Things to Do in New York City - page 4
The New York branch of the Smithsonian Institution’s National Museum of the American Indian is also known as the George Gustav Heye Center. Dedicated to exploring and promoting the diversity of the native peoples of the Americas, the center houses exhibitions, offers educational activities, and hosts a range of performing arts programs.
Set in a purpose-built Renzo Piano-designed building overlooking the High Line, the Whitney Museum is a champion of contemporary American art. It’s home to works from big names such as Edward Hopper and Georgia O’Keeffe, and its celebrated biennial serves as a launchpad for lesser-known artists.
If an M.C. Escher drawing leapt off the page, it might become the Vessel. This interactive, public art work from Thomas Heatherwick is composed of intertwined stairways and landings that visitors can climb. Head up the 154 flights to enjoy fantastic views of the NYC skyline and the Hudson River.

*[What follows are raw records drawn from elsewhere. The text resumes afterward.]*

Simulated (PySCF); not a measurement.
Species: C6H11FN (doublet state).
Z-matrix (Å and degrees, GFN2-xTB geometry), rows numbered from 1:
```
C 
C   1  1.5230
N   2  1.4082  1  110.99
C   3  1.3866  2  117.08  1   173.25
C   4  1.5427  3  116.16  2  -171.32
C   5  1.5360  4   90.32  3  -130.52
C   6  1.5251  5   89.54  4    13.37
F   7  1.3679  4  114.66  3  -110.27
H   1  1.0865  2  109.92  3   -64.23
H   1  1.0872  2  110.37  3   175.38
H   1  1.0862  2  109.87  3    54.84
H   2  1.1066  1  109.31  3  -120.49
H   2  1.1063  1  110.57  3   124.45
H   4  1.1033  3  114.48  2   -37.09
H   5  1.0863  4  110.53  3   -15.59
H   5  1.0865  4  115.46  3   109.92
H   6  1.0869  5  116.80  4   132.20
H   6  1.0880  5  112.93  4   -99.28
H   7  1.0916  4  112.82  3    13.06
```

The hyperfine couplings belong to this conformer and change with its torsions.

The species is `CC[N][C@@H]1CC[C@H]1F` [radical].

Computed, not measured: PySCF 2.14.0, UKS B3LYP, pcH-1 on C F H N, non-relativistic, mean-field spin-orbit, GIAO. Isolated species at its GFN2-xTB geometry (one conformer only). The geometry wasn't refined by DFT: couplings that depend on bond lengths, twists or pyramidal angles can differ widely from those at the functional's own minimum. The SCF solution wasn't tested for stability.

Carnegie Hall is one of New York's most iconic performance centers, having hosted musicians from Judy Garland to Benny Goodman. Today, the hall's diverse programming includes everything from solo acts to orchestras, and seeing a music performance at Carnegie Hall is a highlight of a New York City visit.
The expansive Williamsburg Bridge crosses New York City’s East River, connecting Brooklyn to Lower Manhattan. The bridge is great for walking, jogging, or biking, since cars and pedestrians are separated on two distinct levels. Consider an afternoon jaunt across the span to enjoy views of the NYC waterfront and nearby Brooklyn Bridge.
Located in Midtown Manhattan, Trump Tower is a residential and commercial skyscraper with several retail and dining options. As well as boasting opulent furnishings, a 6-storey atrium, and an indoor waterfall, Trump Tower is the New York residence of Donald Trump and the headquarters of the Trump Organization.
A New York City icon for over 100 years, Macy’s®Herald Square is one of the world’s most famous department stores. For many, a trip to NYC would not be complete without a couple of hours spent browsing the store’s many wares or enjoying the holiday window displays.
A National Historic Landmark, Union Square is one of Manhattan's liveliest parks. Sandwiched between the Flatiron District and Greenwich Village, the square is best known for people watching, the architecture of adjacent buildings, and the city’s longest-running farmers market.
The New-York Historical Society maintains a longstanding tradition of showcasing what's great about New York with its trove of artifacts, documents, and celebrated art collection. Uncover New York's history in numerous exhibitions, while kids explore the engaging, full floor of kid-friendly interactive history exhibits.
An inspiration for artists, a scenic escape for New York City dwellers, a vital artery for commerce, and a designated American Heritage River, the Hudson River plays a crucial role in many facets of New York State life. The river is a magnet for locals and visitors, attracting pleasure cruisers, campers, history buffs, and hikers alike.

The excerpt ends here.